To carry on our story-saving, memory-preserving caption-writing efforts of yesterday, we’re going to learn about keywords, also known as tags, which are helpful facts that will give your photos an added level of organization by making them easily searchable.
JUST GOOGLE IT
Think about how you simply go to Google and type in whatever words are in your brain to describe the topic you seek. Those word choices are “search terms” that are essentially metadata. Imagine if you could Google “Paul’s 4th birthday” and it would magically find all those photos in an instant and show them to you. That would be pretty awesome, right? Well, guess what? We’re going to do that process for your pictures so you can type in some basic terms/keywords/tags and let Picasa be your Google to pull the pics with those matching words. Woohoo!
Now just to clarify for you security-scaredy-cat folks, your photo metadata CANNOT really be read by Google or any other search engines. I’m merely pointing out that it works in a similar fashion to a search engine, but this searching is all done on your own computer to find your own photo files!

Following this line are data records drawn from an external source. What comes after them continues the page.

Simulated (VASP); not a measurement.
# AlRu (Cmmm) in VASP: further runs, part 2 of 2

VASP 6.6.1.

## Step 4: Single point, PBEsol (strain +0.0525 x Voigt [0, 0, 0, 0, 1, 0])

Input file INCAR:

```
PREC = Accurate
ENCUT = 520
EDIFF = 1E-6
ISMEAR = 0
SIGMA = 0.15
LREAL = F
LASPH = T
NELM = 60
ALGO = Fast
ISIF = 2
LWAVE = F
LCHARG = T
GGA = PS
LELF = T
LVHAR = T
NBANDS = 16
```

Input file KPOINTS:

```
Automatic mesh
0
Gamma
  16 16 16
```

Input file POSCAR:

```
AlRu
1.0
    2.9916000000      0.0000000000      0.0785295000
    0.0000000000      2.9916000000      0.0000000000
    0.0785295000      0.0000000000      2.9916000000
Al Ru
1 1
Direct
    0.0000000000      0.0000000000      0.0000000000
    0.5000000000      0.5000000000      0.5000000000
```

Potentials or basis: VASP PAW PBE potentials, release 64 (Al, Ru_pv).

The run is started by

Maybe I should’ve used the example of a stock photo website instead. It allows you to search for specific terms to find the perfect image from its vast gallery. Without those search terms (keywords) tagged to the images, they won’t be easily found.
If you’ve looked at a stock photo site, click on an image and check out the keyword list. I’m sure you’ll find a few that don’t seem like words you’d use to describe that photo, but that’s why the success of keywording partially depends on thinking like the person who will be searching. Great news if it’s going to be you most of the time! You know you best!
What in the world is metadata and why must I learn another tech term? Metadata is hidden information attached to every image file that provides additional details for your reference. Why on earth do I care, you ask?
In addition to the image data of your JPG, each image also contains technical information from the camera that captured it. Facts about the camera model, date/time, lens, aperture, ISO, flash, and location (if geo-tag enabled) are recorded to an EXIF file that always stays with the image. You can usually view this info by clicking the “get info” or “properties” menu for any photo, although it’s not often editable.
Commonly called “keywords” or “tags,” metadata is “hidden” data that is tied to your JPG, adding helpful information that can be used to find a specific photo when searching. Obviously, the camera does its job and auto-generates the “capture” specifications and the “when” with the date/time (if your camera is set properly!). But you’ll need to fill in the other blanks about who, what, where and why.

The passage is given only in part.